Gunga Din hangs it upMonday 24 January 2005 @ 10:04
I read today in the Times that Big Bill Safire is hanging up his spurs as a pundit. He writes, "Here's why I'm outta here: In an interview 50 years before, the aging adman Bruce Barton told me something like Watson's advice about the need to keep trying something new, which I punched up into 'When you're through changing, you're through.' He gladly adopted the aphorism, which I've been attributing to him ever since."
I always admired Safire's writing ability, and though he wrote speeches for one hell of a goofy guy once upon a time, a man whose talents and drive earn him a spot in the Major League Baseball of speechwriting deserves respect. Few people in any field have the chops to do what Safire did in the Nixon White House, and though he is stained indeliby by that association, the fact that he got there at all is a testament to his skill with the written word.
Yet it is that ability to craft rhetoric that requires me to place Safire's work in the same file as that of Bob Novak. I could never quite understand why so many people took seriously a lot of the stuff issuing forth from these guys. It wasn't simply that I found most of Safire's arguments to be, shall we say, facile. More than anything, it was the glaring fact that he was a hired gun for the extreme right.

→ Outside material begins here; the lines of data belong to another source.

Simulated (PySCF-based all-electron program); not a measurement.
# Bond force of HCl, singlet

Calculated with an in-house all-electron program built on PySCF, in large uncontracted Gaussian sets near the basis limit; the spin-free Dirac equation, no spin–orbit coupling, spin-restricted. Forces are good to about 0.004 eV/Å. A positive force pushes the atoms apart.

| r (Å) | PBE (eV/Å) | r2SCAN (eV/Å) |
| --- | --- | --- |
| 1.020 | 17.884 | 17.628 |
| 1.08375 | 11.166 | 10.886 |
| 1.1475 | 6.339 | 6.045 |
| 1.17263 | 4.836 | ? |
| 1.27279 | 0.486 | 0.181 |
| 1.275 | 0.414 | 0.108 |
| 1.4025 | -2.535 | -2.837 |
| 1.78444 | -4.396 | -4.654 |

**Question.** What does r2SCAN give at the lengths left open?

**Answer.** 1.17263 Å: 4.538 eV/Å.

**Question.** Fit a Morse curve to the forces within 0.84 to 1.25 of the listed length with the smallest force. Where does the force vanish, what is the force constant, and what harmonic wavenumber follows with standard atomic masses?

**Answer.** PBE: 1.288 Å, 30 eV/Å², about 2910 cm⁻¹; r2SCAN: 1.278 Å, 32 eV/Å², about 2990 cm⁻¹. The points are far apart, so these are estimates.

In essence, I never understood why he was listened to; it was so clear that he didn't really believe in what he was writing, so much as he was playing a role. Safire, you see, was an integral part of the extreme right's message disbursement system, refered to as the 'Mighty Wurlitzer' by one writer a few years ago.
It starts with the grassroots media folks, who get the ball rolling by banging the wires about a particular message or invented story at places like FreeRepublic.com and Lucianne.com. It then gets picked up by Newsmax, while simultaneously the blast-faxing of mainstream news outlets commences.
Rush and the radio wingers will begin pounding the drum. Fox News will then pick it up and flap it around, and the certifiably insane Wall Street Journal editorial staff will pitch in. But it was Safire who would slingshot these things into the 'respectable press' by getting them published in the New York Times, the flagship newspaper of American journalism.
As Judy Miller of the Times (chief purveyor of the Chalabi-provided story that Iraq was practically swimming in weapons of mass destruction) so gruesomely proved, if the Times says it, the mainstream and cable news media in general will feel safe in turning on their megaphones, and then we're off to the races.
Ergo, Safire was worth his weight in solid gold to the folks who think Hillary Clinton murdered Vince Foster and wants to become President so she can give our entire military establishment over to Red China before anointing Osama bin Laden as her chief of staff. Lather. Rinse. Repeat.